CERN Data Centre passes the 200-petabyte milestone
On 29 June 2017, the CERN DC passed the milestone of 200 petabytes of data permanently archived in its tape libraries. Where do these data come from? Particles collide in the Large Hadron Collider (LHC) detectors approximately 1 billion times per second, generating about one petabyte of collision data per second. However, such quantities of data are impossible for current computing systems to record and they are hence filtered by the experiments, keeping only the most "interesting" ones. The filtered LHC data are then aggregated in the CERN Data Centre (DC), where initial data reconstruction is performed, and where a copy is archived to long-term tape storage. Even after the drastic data reduction performed by the experiments, the CERN DC processes on average one petabyte of data per day. This is how the the milestone of 200 petabytes of data permanently archived in its tape libraries was reached on 29 June.
The four big LHC experiments have produced unprecedented volumes of data in the two last years. This is due in large part to the outstanding performance and availability of the LHC itself. Indeed, in 2016, expectations were initially for around 5 million seconds of data taking, while the final total was around 7.5 million seconds, a very welcome 50% increase. 2017 is following a similar trend.
Further, as luminosity is higher than in 2016, many collisions overlap and the events are more complex, requiring increasingly sophisticated reconstruction and analysis. This has a strong impact on computing requirements. Consequently, records are being broken in many aspects of data acquisition, data rates and data volumes, with exceptional levels of use for computing and storage resources.
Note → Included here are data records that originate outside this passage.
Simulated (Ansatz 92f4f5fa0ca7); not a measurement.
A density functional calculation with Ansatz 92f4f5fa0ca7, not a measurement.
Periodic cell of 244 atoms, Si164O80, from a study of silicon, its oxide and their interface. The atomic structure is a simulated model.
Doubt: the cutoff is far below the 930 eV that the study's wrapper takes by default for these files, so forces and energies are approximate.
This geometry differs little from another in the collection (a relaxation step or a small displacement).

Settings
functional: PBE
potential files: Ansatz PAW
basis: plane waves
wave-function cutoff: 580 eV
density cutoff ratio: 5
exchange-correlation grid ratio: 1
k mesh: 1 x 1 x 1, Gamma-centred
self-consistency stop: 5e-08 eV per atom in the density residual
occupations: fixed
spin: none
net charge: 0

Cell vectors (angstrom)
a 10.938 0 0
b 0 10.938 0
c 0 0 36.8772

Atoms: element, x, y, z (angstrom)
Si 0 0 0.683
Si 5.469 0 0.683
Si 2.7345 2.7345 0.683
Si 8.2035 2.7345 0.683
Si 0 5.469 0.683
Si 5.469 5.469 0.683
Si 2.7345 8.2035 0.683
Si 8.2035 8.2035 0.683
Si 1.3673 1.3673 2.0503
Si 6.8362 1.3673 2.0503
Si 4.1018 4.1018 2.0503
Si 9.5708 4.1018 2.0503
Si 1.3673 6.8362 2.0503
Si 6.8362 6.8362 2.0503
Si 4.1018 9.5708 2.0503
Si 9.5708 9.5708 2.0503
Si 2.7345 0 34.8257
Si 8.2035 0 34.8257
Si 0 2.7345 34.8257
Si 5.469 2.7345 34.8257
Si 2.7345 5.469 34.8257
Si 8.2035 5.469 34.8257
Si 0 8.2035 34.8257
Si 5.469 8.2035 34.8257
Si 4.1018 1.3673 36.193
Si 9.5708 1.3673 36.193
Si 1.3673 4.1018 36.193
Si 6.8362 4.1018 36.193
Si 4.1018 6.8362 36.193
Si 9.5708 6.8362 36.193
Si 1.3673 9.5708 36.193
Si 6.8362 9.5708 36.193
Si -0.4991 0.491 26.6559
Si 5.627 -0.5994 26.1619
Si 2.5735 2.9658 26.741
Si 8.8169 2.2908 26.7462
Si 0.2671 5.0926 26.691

To face these challenges, the computing infrastructure at large, and notably the storage systems, went through major upgrades and consolidation during the two years of Long Shutdown 1. These upgrades enabled the data centre to cope with the 73 petabytes of data received in 2016 (49 of which were LHC data) and with the flow of data delivered so far in 2017. These upgrades also allowed the CERN Advanced STORage system (CASTOR) to pass the challenging milestone of 200 petabytes of permanently archived data. These permanently archived data represent an important fraction of the total amount of data received in the CERN data centre, the rest being temporary data which are periodically cleaned up.
Another consequence of the greater data volumes is an increased demand for data transfer and thus a need for a higher network capacity. Since early February, a third 100Gb/s (gigabit per second) fibre optic circuit links the CERN DC to its remote extension hosted at the Wigner Research Centre for Physics (RCP) in Hungary, 1800km away. The additional bandwidth and redundancy provided by this third link help CERN benefit reliably from the computing power and storage at the remote extension. A must-have in the context of computing increasing needs!